The key to the Web is to provide information or services with high intrinsic value to your prospects or customers -- content that makes it worth their while to seek you out. Efforts are underway to develop and promote "push" technologies that make the Web, as a medium, look more like television, but the applications and short-term value for marketers are still hazy.

Given this, the Web is an outstanding reference medium. It can convey text, graphics, video, and sound using dynamic hypertext "linking" from topic to topic. It can present, with limitations, graphic animation and real-time processing of user input, including access to corporate data bases. The on-line nature of the Web makes it easy to update information and, assuming you can attract browsers in the numbers and demographic composition you need, dissemination to the far corners of the globe is essentially free.

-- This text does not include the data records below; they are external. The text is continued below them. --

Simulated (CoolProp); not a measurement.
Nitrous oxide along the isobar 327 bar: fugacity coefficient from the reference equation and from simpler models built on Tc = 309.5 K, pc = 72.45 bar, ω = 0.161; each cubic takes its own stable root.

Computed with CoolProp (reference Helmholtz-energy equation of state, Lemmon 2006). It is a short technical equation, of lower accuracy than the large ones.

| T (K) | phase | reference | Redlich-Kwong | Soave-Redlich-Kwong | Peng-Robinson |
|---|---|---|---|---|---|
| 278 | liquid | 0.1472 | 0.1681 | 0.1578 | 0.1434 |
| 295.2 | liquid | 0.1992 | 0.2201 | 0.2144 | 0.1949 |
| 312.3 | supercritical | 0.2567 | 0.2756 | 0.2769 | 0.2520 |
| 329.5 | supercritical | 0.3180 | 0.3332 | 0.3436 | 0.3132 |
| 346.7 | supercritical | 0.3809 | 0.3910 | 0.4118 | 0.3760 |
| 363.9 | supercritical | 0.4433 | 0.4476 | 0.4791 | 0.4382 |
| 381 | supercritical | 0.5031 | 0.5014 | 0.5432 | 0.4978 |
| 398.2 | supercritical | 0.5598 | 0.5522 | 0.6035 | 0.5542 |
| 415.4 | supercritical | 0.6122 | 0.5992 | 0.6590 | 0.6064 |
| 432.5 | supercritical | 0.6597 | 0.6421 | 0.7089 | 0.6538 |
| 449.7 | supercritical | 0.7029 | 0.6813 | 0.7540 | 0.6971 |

The Web does present some frustrations: The medium is rapidly evolving with fast-changing capabilities, user expectations, and "standards." These changes make the Web a more functional and expressive medium for the most part, but the mental and financial investment required to keep pace is daunting. Traffic on the Web is also growing at a staggering pace, which strains technical resources to the limit. Access, particularly for dial-up users with conventional modems, is sometimes painfully slow.

But every organization should have a Web presence today. As the Web matures it will become increasingly important. What you learn now can pay big dividends tomorrow. Plan your Web strategy step-by-step. An ambitious site can generate new prospects, customers, and revenue through automated on-line sales, but cost, effort, and creativity to do this effectively, though in many cases worth it, may be quite high. A sales or service support application, on the other hand, can be relatively simple and straight forward to implement and extraordinarily cost effective.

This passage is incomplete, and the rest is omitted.